The Works Committee was instrumental in arranging with the Manchester Corporation Transport Department for a service of special works buses; a great convenience to employees living a considerable distance away. Employees have also been granted the right to ballot for the date of the annual works holiday. There were ten “Premium Time” days for recognised holidays observed in the Manchester district, two of which, Christmas Day and Good Friday are paid “Double Time” if worked and eight other days which are mutually agreed by the Works Committee, paid for at “Day Time Rate and Half” for all hours worked.

The success of the main Works Committee led to the setting up of a similar institution at Salford Foundry, later transferred to Park Works, the Iron Foundry Committee, and to the organisation of a Women’s Committee, consisting of representatives of the women workers and management both of which meet fortnightly. Among the special privileges accorded to women workers, who have now penetrated many departments of the factory, is the daily fifteen-minute break, with pay, at 10.0a.m. and 4.0p.m. when women are allowed to go into the Dining Room and obtain tea free of charge.

In addition to the above-mentioned bodies, two Apprentices Associations co-ordinate the Social activities of Trade and Special Apprentices and a committee composed of representatives of management and apprentices meets monthly to discuss problems of particular interest to apprentices.

(1)Extract from the Rules of the Mather & Platt Ltd. (Works) National Savings Provident Association.

6. The Prevention of Accidents

Another problem in a large modern factory, the prevention of accidents, has received constant attention in the various works of the Company, since Mather & Platt Ltd. joined The British Industrial ‘Safety First’ Association in 1922. The Factories Act of 1901 marked the beginning of official safety regulations in factories in this country. Shortly afterwards a Safety First Association was formed and this, like many other good ideas, spread to the United States where the need was even greater than in the United Kingdom.

It was not until 1918 however, that accident prevention in factories was to be encouraged by the formation of an Industrial ‘Safety First’ Association. Four years later a Manchester and District Branch came into existence as the result of a meeting, held at Park Works under the chairmanship of Mr. L.E.Mather and attended by representatives of Engineering, Chemical Iron and Steel, Sawmill and Mining Trades. From the start a close and friendly connection was formed with the Factory Department of the Home Office. H.M. Inspectors have continued to take an active interest in the work of this voluntary Association. The name of the Association was later changed to the Royal Society for the Prevention of Accidents and under its new title it combines with efforts to increase industrial safety, public safety on the roads, in schools and in the homes. Many supplementary Factory Acts passed between the years 1901 and 1929 included new provisions for the safety and well being of industrial workers. Simultaneously the Works Committees at Newton Heath and Salford had played an important part in investigating accidents in the machine shops and foundries and in 1938 a Works Safety Committee was formed. This Committee included representatives of management and workers under the chairmanship of a Shop Superintendent.

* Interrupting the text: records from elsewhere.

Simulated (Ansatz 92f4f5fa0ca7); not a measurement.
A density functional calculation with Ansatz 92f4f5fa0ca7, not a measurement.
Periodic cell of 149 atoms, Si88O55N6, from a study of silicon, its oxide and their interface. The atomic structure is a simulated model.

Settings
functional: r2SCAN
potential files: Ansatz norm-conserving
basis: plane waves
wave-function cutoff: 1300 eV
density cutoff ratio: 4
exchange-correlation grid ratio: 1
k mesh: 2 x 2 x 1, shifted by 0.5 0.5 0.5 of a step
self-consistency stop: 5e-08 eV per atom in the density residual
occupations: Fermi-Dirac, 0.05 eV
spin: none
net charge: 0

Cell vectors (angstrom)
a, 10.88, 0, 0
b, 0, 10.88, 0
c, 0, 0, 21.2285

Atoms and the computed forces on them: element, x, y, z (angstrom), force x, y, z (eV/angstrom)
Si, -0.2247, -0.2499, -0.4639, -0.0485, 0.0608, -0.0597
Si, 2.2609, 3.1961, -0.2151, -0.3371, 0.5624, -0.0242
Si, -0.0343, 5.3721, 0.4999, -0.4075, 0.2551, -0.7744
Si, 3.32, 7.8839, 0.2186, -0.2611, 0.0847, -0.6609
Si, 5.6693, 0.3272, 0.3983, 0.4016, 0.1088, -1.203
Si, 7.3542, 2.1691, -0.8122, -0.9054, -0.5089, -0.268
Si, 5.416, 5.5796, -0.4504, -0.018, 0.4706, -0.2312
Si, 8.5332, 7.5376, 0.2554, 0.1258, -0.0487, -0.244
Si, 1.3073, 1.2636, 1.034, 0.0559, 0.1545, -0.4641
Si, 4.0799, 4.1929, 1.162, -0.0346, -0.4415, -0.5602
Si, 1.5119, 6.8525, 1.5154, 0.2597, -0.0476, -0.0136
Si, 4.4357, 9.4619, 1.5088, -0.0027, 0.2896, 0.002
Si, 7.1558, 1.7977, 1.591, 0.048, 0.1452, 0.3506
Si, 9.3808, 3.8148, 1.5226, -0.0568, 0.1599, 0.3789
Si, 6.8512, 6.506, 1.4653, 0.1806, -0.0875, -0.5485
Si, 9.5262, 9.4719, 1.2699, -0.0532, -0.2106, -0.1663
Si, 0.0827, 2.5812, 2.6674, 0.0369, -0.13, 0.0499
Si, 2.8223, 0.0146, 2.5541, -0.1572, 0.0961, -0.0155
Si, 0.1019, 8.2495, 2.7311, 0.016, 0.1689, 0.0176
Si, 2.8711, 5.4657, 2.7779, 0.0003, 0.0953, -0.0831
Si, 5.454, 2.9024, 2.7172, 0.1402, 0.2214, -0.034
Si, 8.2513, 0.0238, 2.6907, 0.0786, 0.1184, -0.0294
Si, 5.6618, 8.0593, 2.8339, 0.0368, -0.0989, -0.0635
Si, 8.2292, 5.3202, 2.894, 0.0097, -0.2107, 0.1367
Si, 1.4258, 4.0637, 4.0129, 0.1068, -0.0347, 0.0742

Evidence of the value of attention given to accident prevention in the Company's Works is shown by the records. Since 1925 when lost-time accidents involved 2.39% of employees in the works, the casualty list has fallen steadily to 0.4% the figure at the time of writing; thus indicating a marked reduction in the number of productive man hours lost from this cause.

One of the regular features of the work of the Royal Society for the Prevention of Accidents in the Manchester district has been the staging of Annual Ambulance Competitions. Since the formation of the Society the Manchester competitions have always been held on the premises of Mather & Platt Ltd.

The Second World War gave an impetus to two new features in industrial relations. In the first place, it encouraged the setting up of new organisations designed to increase output, and, following a national lead, Mather & Platt Ltd. established Departmental Joint Production Consultative and Advisory Committees, to meet monthly. There are six committees representing the various production departments at Park Works — General Machinery, Fire Engineering, Electrical, Pump, Iron Foundry with Pattern Shop and Roller Shutter Shop and a seventh at Radcliffe for the Food Machinery department.

About three times a year the Central Meeting of the members of the Departmental Joint Production Consultative and Advisory Committees, drawn from the members of the six committees at Park Works, is held to review the general situation and the work of the departmental committees. Another object of the Committee is to influence conceptions of welfare, stressing the need for relaxation at the same time as and parallel to the need for increased production, and underlining the desire for all workers to feel that they are part of the concerns in which they spend their working hours.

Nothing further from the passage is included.